Wednesday, March 24, 2010
DTN News: U.S. Defense Secretary Robert Gates Says Lopsided F-35 costs "Drove Me Nuts"
DTN News: U.S. Defense Secretary Robert Gates Says Lopsided F-35 costs "Drove Me Nuts"
* Gov't paid 70 pct overhead, project used 6 pct of plant
* Pentagon declines to name the contractor involved
* Gates not referring to a Lockheed Martin plant (Adds Gates veto threat over second engine, C-17)
Source: DTN News / Reuters By Jim Wolf
(NSI News Source Info) WASHINGTON, - March 25, 2010: U.S. Defense Secretary Robert Gates said he was driven "nuts" by the revelation that taxpayers were funding 70 percent of the overhead at a plant involved in the increasingly expensive F-35 fighter jet, even though the work used only 6 percent of the floor space.
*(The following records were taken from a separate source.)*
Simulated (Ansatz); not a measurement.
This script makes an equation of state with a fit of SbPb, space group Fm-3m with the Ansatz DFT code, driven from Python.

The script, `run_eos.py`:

The lopsided overhead charge "just drove me nuts" when it was revealed at a briefing, Gates told the House of Representatives Appropriations subcommittee on defense on Wednesday. "I think we can fix that," Gates added.
Although Lockheed Martin Corp (LMT.N) is the primary F-35, contractor with overall responsibility for the program, Gates was not referring to a Lockheed plant, said Geoff Morrell, the Pentagon press secretary.
Citing what he called proprietary concerns, Morrell declined to identify the company in question.
Lockheed's chief subcontractors on the program include Northrop Grumman Corp (NOC.N) and BAE Systems Plc (BAES.L).
Two separate, interchangeable F-35 engines are under development, one built by United Technologies Corp's (UTX.N) Pratt & Whitney unit and another by a team made up of General Electric (GE.N) and Rolls-Royce Group Plc (RR.L).
At an estimated $300 billion-plus, the F-35 is the Pentagon's costliest arms purchase.
Gates also vowed anew to urge a presidential veto of any legislation that funds the GE-Rolls Royce alternate engine or more Boeing (BA.N) C-17 cargo aircraft.
Lawmakers have kept both programs going for years despite Pentagon efforts to end them in a belt-tightening move.
"I am fully aware of the political pressure to continue building C-17s and to proceed with an alternate engine for the F-35, so let me be very clear," Gates told lawmakers. "I will strongly recommend that the president veto any legislation that sustains the unnecessary continuation of these two programs."
"NOT GOING WELL"
Gates fired his F-35 program manager in February and withheld $615 million in Lockheed's potential award fees as part of a restructuring.
He also added 13 months and $2.8 billion to the plane's development phase and slowed its transition to full production to cap the cost of potential design tweaks.
Michael Sullivan, the top expert on the F-35 at Congress's nonpartisan Government Accountability Office, told lawmakers that an "awful lot of design changes" were being carried out now on the factory floor.
Lockheed is "still having trouble learning how to build" the aircraft, he said. "That's not going well."
Gates tied the program's problems to administration and management, not technology or capabilities.
"The Joint Strike Fighter will do everything the military services need it to do, and it will become the backbone of U.S. air combat for the next generation," he said.
The program is projected to cost more than $300 billion over the next two decades for 2,443 planes in three different models for the U.S. Air Force, Navy and Marine Corps.
Affordability was supposed to be a hallmark of the F-35, which is also being built for eight overseas partners and other projected foreign buyers, including all those now flying the F-16, the world's most widely deployed fighter.
One of those partners, Denmark, said on Wednesday it was postponing a decision on buying new fighter jets, saying it could keep flying its F-16s for two to four years longer.